You are here  » Home   » Education

Excitement in schools as pupils and teachers taste new education system

By Standard Team | Published Tue, June 13th 2017 at 00:00, Updated June 12th 2017 at 21:14 GMT +3
Pupils of Golden Elites in Kisumu County take part in the piloting of the new education curriculum which begun on June 12 2017. The curriculum is set to transform the education and give learners opportunity to exploit their talents. 2000 teachers have so far completed the second phase of training of the new 2-6-3-3 education system set to replace the current 8-4-4 system. PIC BY COLLINS ODUOR

A wave of excitement washed over schools across the country as the pilot phase of the new education curriculum kicked off yesterday.

Delays witnessed in the start of the new system in some schools did little to dampen the spirits of pupils and teachers at the pre-primary level, eager to try out the new system rolled out by the Kenya Institute for Curriculum Development (KICD).

The pilot programme is targeting 470 schools across the country's 47 counties and will be carried out to test the feasibility and validity of the planned curriculum designs, teacher preparation and assessment models in different contexts and levels.

Scheduled roll out

The outcomes of this pilot study will be used to fine-tune the document ahead of the scheduled roll-out in all schools in January 2018.

Overall, the new system has three tiers: Early years, consisting of Pre-primary One to Grade Three; middle-school, comprising Grades Four to Nine; and senior school, running from Grade 10 to 12.

In a classroom in Kisumu's Golden Elites Primary School, numbered objects were placed on the table with the teacher choosing a number which the students would knock down using a ball in what offered a glimpse into learning activities used under the new system.

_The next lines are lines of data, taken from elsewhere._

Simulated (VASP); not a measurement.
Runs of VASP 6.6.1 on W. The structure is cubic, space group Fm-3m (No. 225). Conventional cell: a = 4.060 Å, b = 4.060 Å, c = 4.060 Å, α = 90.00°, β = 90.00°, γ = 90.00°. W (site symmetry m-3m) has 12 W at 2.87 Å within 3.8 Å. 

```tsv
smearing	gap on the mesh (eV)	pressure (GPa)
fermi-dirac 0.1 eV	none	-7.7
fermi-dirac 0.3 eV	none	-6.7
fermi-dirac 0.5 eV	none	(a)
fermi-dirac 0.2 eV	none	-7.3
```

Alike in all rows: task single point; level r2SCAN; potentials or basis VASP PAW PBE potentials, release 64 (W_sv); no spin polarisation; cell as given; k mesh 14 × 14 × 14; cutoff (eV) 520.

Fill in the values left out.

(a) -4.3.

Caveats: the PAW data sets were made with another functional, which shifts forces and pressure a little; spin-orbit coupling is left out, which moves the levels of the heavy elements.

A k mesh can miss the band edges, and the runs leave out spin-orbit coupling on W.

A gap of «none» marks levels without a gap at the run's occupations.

There was excitement in the classrooms as students impatiently waited to be selected to be the one to throw the ball.

"With this new curriculum there is good pupil involvement and it is promoting holistic development as no one is left out," said Elizabeth Mutua, the school's head teacher.

Among the shortcoming listed was the fact that the new curriculum has a lot of outdoor activities but some schools lacked the grounds and facilities to nature the talent.

At Arina Early Childhood Development Education School, teachers were busy preparing for the trials.

The head teacher, Mrs Mary Onyango, said she was excited by the new curriculum.

"It will nurture everyone and if given keen interest, can help develop talent from as early as ECDE level," she said.

She said the 8-4-4 system was exams oriented and the new system was more engaging.

In Nairobi the new, 2-6-6-3 system kicked off at the All Saints Cathedral School in Starehe.

Nursery class teacher, Fellistus Timothy, said new curriculum recognised that children have different capabilities and capacities to grasp things.

At the Ruai Primary School in Njiru, the head teacher Ann Muthii, said the curriculum was exciting as subjects such as Home Science, Art and Craft and Music have been incorporated into the syllabus.

"We are delighted to be one of the schools chosen to pilot the new curriculum because it is the first time we are doing it. We are confident and want to give it a guided judgement and see if it will work and if it is viable or not," said Mr Muthii.

However, Muthii pointed out that the curriculum is going to be costly as it will involve purchase of materials for students who will choose subjects such as Art and Craft, Home Science and Music.

At Nakuru's Pangani Special School, pupils anxiously waited for the roll-out of the new curriculum.

A teacher, Lucy Kamau, said the improved curriculum will help to enable smooth and comfortable learning for the 160 pupils enrolled at the school.

For learners with special needs, the new structure involves vocational training that will be offered to the mentally and physically challenged pupils.

Under the new system early year's category, children will spend two years in nursery and six years in lower and upper primary, with each section divided into three years. Secondary education will also be split into two, lower and senior, each section taking up three years.

In upper secondary, learners will be expected to specialise by taking up either of three paths – arts and sports, social sciences or science, technology, engineering and mathematics (STEM).

Optional subjects

At grade four, learners will be introduced to the optional subjects offered at upper primary to enable them make informed choices at grade seven.

In Nakuru, ten schools were selected to take part in the piloting programme.

In Uasin Gishu and Nandi counties, delays in delivery of learning materials hampered the much-anticipated roll-out of the new curriculum.

Most teachers and pupils from Hill School Eldoret, Central Primary and Eldoret School for the Hearing Impaired that are among the pilot institutions, expressed confidence over the new curriculum, saying it is meant to provide a platform where pupils enjoy a holistic academic approach.

Positive reviews on the new system were also recorded in Kakamega County.

The new education curriculum was also successfully launched in pilot primary schools in Murang'a and Kiambu County.

Anxious pupils at Bishop Kairo Education Centre in Murang'a were taken through the new curriculum by two teachers who have been trained on the same.

The Launch of the new curriculum marks the end of the system that overhauled the 7-4-2-3 handed over to Kenya by colonialists at independence in 1963.

Despite the transition of Kenya's education systems from colonially-inclined theoretical education system of 7-4-2-3 to practical-oriented 8-4-4 system, there are still evident gaps in the country's education systems.